Colleges should rebalance finances rather than adopt need-aware policies: Financially biased admissions hurt students from low-income backgrounds

By Amal Cheema ’17

 Staff Writer 

When it comes to money and prestige, not all schools act with integrity. Some schools  falsify or provide misleading information about financial aid. Last month, George Washington University (GW) confessed that, rather than following the need-blind policy it advertised, the school actually takes into account a student’s ability to pay tuition when determining admissions, specifically in the second round of admissions. GW uses a need-aware approach to admissions, not the need-blind policy it publicized.

For many private schools in a recovering economy, the absence of financial resources leaves the institution little choice but to adopt need-aware policies. However, these need-aware policies preferentially accept wealthier students, undermining the role of higher education in equalizing the economically stratified American population.

GW is not the only need-aware university. In the past five years, Colby College, Reed College, Tufts University and Wesleyan University have all gravitated toward varying degrees of need-aware or need-sensitive policies—although unlike GW, they did not misrepresent their financial aid policies. Smith College has applied a need-aware policy to its waitlist and international students since 1992.

These universities’ choices are entirely motivated by finances. GW administrators argued that by rejecting students the school cannot afford to support, GW can more fully meet the financial needs of the students it can support. In GW’s defense, the university offers more financial aid than most of its peer schools, meeting, on average, 88 percent of a student’s demonstrated need. In comparison, NYU is need-blind but only meets 55 percent of the average student’s need.

But a need-blind policy does not necessarily guarantee financially unbiased admissions. College applications provide enough details. Zip codes, parents’ level of education, and personal essays give admission officers an understanding of the applicant’s financial situation. When interviewed for the GW Hatchet, the school newspaper, a former admissions counselor who spent multiple years at GW stated, “You absolutely know if you’re admitting an inner-city kid from the Bronx with a parent who drives a taxi and didn’t go to college versus a kid whose parent works on Wall Street.” The collection of facts about financial circumstances places doubt on the unbiased nature of need- blind admissions, qualifying that even need-blind institutions have the ability to make admission decisions based on finances if financial resources are ever a concern for the universities.

Because of the economy, low endowment returns and  growing financial needs, many schools face must choose between a need-blind and need-aware policy. The business models of colleges allow for three solutions.

Firstly, universities like GW can choose to admit wealthier students over low-income students, deliberately rejecting students based on socioeconomic status. Secondly, they can “admit-deny” or, through a process called gapping, admit a student and intentionally offer an inadequate financial aid package, thus indirectly rejecting the low-income student. In either case, the school can continue to assert that it will actively enroll more low-income students, but in practice, adopt contradictory policies. The third option, also explored by GW, is to ask rich alumni for donations to endowment in order to meet a student’s financial aid.
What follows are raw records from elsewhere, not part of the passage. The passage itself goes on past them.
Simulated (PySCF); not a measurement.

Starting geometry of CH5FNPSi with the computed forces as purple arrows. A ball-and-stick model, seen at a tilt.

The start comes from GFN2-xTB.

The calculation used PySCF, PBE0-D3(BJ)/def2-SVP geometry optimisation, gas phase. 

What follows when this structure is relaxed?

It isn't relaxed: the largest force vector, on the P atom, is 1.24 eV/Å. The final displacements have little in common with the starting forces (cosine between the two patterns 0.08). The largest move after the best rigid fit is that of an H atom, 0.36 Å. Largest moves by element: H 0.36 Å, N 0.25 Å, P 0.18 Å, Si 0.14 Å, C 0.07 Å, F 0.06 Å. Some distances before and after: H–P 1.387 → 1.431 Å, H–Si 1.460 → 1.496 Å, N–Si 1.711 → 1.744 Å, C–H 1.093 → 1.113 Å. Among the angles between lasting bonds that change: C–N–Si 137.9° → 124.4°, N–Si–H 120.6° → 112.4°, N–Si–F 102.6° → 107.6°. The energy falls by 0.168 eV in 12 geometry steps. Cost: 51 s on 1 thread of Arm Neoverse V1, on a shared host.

Wellesley College can afford its need-blind policy. Sixty percent of the class of 2017 receives need-based financial aid, drawing nearly $13.5 million in grant aid from Wellesley. As of 2013, Wellesley has an endowment of over $1.5 billion and a student population of about 2,300 students. In comparison, GW’s endowment is $1.3 billion, and its student population is 25,000.

Our perception of universities and colleges as places to receive a higher education fails to capture the whole story. In our capitalist economy, universities and colleges are businesses as much as meccas of education. Wellesley College operates on a business model that can afford the need-blind policy. GW does not.

Unfortunately, if schools like GW require more financial resources, or if tuition prices do not decline, changes in financial aid policy will affect prospective students and student demographics, especially in private universities. In the 2007-2008 academic year, the U.S. Department of Education found that just over 30 percent of all white students received scholarship grants based on need, compared to 52.9 percent of all black undergraduates. The need-aware policy is arguably a deterrent for minorities seeking a higher education.

Financial aid has become more necessary as tuition at private institutions soars. The U.S. Department of Education found that, after accounting for inflation, college tuition prices have increased by 137.2 percent since 1964. In the United States, total student loans tripled in the period from 2004 to 2012 and now total $1.1 trillion. Private universities are increasingly becoming commodities for the rich, while community colleges are more affordable for low-income families. The level of education available to Americans thus further stratifies the population.

When a college education is considered the great equalizer, it is hard to accept that parents’ income will determine what caliber of university a student can attend. It is impossible to force need-aware private institutions to accept low-income students when as businesses they cannot support such applicants.

However, in order to prevent excellent higher education from becoming a commodity available only to students born into rich families, colleges must either reduce their spending or acquire more financial resources. Adopting need-aware policies, although financially necessary, will only contribute to inequality within the American populace.